Thanks @simos for adding in your response.
I installed nvidia-container-toolkit following this nvidia guide for Ubuntu: https://docs.nvidia.com/datacenter/cloud-native/container-toolkit/install-guide.html
If I don’t add the nvidia-container-toolkit then it displays this error while running a docker container with GPUs:
docker: Error response from daemon: could not select device driver "" with capabilities: [[gpu]].

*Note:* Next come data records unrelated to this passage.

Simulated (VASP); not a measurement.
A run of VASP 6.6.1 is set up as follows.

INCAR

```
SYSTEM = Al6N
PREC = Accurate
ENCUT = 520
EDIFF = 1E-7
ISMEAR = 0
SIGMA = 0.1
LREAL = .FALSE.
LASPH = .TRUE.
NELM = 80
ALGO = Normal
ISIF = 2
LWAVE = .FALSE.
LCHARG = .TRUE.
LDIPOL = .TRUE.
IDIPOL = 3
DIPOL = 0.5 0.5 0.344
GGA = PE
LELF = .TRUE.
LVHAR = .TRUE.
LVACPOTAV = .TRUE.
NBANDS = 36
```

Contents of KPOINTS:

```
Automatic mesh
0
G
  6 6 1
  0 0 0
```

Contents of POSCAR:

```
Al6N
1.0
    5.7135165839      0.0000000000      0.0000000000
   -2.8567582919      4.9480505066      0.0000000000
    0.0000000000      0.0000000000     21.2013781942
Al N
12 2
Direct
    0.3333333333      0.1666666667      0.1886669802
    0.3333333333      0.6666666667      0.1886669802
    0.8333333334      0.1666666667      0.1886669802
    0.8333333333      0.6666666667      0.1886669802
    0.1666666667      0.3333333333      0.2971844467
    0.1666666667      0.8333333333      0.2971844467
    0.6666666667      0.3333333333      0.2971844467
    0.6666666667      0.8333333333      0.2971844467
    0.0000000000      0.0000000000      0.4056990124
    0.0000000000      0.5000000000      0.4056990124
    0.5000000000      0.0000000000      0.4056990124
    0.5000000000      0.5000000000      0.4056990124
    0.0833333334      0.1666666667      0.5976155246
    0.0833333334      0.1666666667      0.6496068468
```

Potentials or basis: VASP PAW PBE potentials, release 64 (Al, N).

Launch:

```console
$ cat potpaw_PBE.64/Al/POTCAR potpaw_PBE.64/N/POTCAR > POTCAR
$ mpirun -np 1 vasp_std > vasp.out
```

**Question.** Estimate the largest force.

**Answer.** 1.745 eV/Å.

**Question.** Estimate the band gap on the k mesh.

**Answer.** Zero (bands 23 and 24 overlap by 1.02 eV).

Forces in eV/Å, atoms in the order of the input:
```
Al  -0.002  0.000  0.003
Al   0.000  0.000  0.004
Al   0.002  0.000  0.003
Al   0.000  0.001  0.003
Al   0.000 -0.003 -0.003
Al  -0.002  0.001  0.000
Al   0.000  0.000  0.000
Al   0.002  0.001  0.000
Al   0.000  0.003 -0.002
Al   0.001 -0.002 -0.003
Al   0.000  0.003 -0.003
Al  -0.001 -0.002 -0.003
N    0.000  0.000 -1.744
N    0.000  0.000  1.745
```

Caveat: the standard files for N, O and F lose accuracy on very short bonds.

ERRO[0000] error waiting for container: context canceled
I ran a couple of more experiments as suggested, below is the outcome on both of them:
1st experiment:
Added security and nvidia parameters during launch:
lxc launch ubuntu plex -c security.nesting=true -c security.privileged=true -c nvidia.runtime=true -c nvidia.driver.capabilities=compute,utility
Got this output:
Creating plex
The local image 'ubuntu' couldn't be found, trying 'ubuntu:' instead.
Starting plex
Error: Failed to run: /snap/lxd/current/bin/lxd forkstart plex /var/snap/lxd/common/lxd/containers /var/snap/lxd/common/lxd/logs/plex/lxc.conf
This failed to start during the launch itself.
2nd experiment:
Launched container with only security parameters and then added nvidia config after that as follows:
lxc launch ubuntu plex -c security.nesting=true -c security.privileged=true
lxc config set plex nvidia.runtime true
lxc config set plex nvidia.driver.capabilities compute
lxc config device add plex gpu gpu id=0
lxc exec plex nvidia-smi
On running nvidia-smi
in the LXC container, it asked me to install nvidia driver:
Command 'nvidia-smi' not found, but can be installed with:
apt install nvidia-utils-390 # version 390.138-0ubuntu0.20.04.1, or
apt install nvidia-utils-440 # version 440.100-0ubuntu0.20.04.1
apt install nvidia-utils-450 # version 450.80.02-0ubuntu0.20.04.2
apt install nvidia-utils-450-server # version 450.80.02-0ubuntu0.20.04.3
apt install nvidia-340 # version 340.108-0ubuntu2
apt install nvidia-utils-435 # version 435.21-0ubuntu7
apt install nvidia-utils-418-server # version 418.152.00-0ubuntu0.20.04.1
apt install nvidia-utils-440-server # version 440.95.01-0ubuntu0.20.04.1
apt install nvidia-utils-455 # version 455.38-0ubuntu0.20.04.1
I installed as follows in the LXC container:
sudo apt-get update
sudo apt install nvidia-utils-450
On running nvidia-smi
again, it generated the following error:
Failed to initialize NVML: Unknown Error
Then I rebooted the lxc container to make sure the driver is installed properly, it then failed to reboot and then when I run lxc start plex
, it displayed the same reboot error:
Error: Failed to run: /snap/lxd/current/bin/lxd forkstart plex /var/snap/lxd/common/lxd/containers /var/snap/lxd/common/lxd/logs/plex/lxc.conf:
When I remove security privilege setting then the LXC container is able to start again. But then on running nvidia-smi
command in the LXC container, I get this error:
Failed to initialize NVML: Driver/library version mismatch
Also, docker with GPUs doesn’t work then.